Why is customer complaint handling so important?
Despite significant investment from many organisations in digital and CX transformation, why do we see customers ‘experiencing a problem’ at its highest ever level?
Customer complaints; unpredictable, uncomfortable to handle and tricky to squeeze into a reliably effective process. They drag down overall satisfaction ratings, erode customer loyalty, drain the morale of your people, poison your reputation and ultimately impact on your bottom line.
And they’re about to become an even bigger issue than ever before.
For one thing, crisis planning has exploded out of the press office and become an everyday customer experience concern. Thanks to the speed and stickiness of social media, combined with stringent new rules such as GDPR, every front-line employee needs to know how to handle customer complaints effectively because the risks of getting it wrong are just too high.
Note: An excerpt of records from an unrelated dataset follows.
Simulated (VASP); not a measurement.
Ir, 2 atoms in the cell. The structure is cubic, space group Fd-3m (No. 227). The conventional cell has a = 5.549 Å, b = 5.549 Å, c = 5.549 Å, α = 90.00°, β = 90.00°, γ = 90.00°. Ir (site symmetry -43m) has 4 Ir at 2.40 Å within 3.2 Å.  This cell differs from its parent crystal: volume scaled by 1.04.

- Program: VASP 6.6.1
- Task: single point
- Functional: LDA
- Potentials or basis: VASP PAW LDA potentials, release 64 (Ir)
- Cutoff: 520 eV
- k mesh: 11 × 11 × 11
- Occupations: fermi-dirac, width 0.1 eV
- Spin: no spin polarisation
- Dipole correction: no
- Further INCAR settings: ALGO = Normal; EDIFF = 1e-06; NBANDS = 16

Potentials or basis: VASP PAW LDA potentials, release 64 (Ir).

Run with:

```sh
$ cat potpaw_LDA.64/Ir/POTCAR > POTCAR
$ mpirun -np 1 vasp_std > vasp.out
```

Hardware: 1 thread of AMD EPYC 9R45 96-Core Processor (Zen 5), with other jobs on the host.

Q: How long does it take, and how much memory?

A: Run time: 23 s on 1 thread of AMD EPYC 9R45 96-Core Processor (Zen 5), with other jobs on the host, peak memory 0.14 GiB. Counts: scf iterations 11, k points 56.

Then there’s the growing trend towards tighter customer-focused regulation.
Mobile phone contracts are now regulated by the FCA, not Ofcom, because there’s a consumer credit agreement at their heart. Water service providers are governed by a regime linking customer experience to the ability of those businesses to increase prices and invest. It’s likely that the regulatory emphasis on customer fairness, so familiar in the financial services sector, is likely to spread.
All of which makes it unsurprising that complaint handling is rocketing to the top of many a CEO’s agenda. In the latest UK Customer Satisfaction Index (UKCSI 2019), satisfaction with complaint handling is the lowest scoring dimension of satisfaction in the UKCSI at 5.9 out of 10, however this is the highest ever level.
Those organisations at the top of the rankings aren’t just figuring out how to handle complaints; they’re turning anger into advocacy by focusing their attention on the key behaviours that make a real difference to customers.
For these industry leaders, complaints expose the gaps in their cultural values to show what’s really going on, reveal essential information about where their actions are falling short of their goals, and provide them with an opportunity to convert detractors into passionate advocates.
There are four human behaviours that keep UKCSI top 50 organisations outperforming the competition when it comes to customer complaints.
Whether their people do what they say they do; their attitude; their understanding of the issue; and the outcome of the complaint.
Forget apologies or freebies – how are you scoring on these four factors? Where are your strengths and weaknesses?
Complaints handling is an agile business.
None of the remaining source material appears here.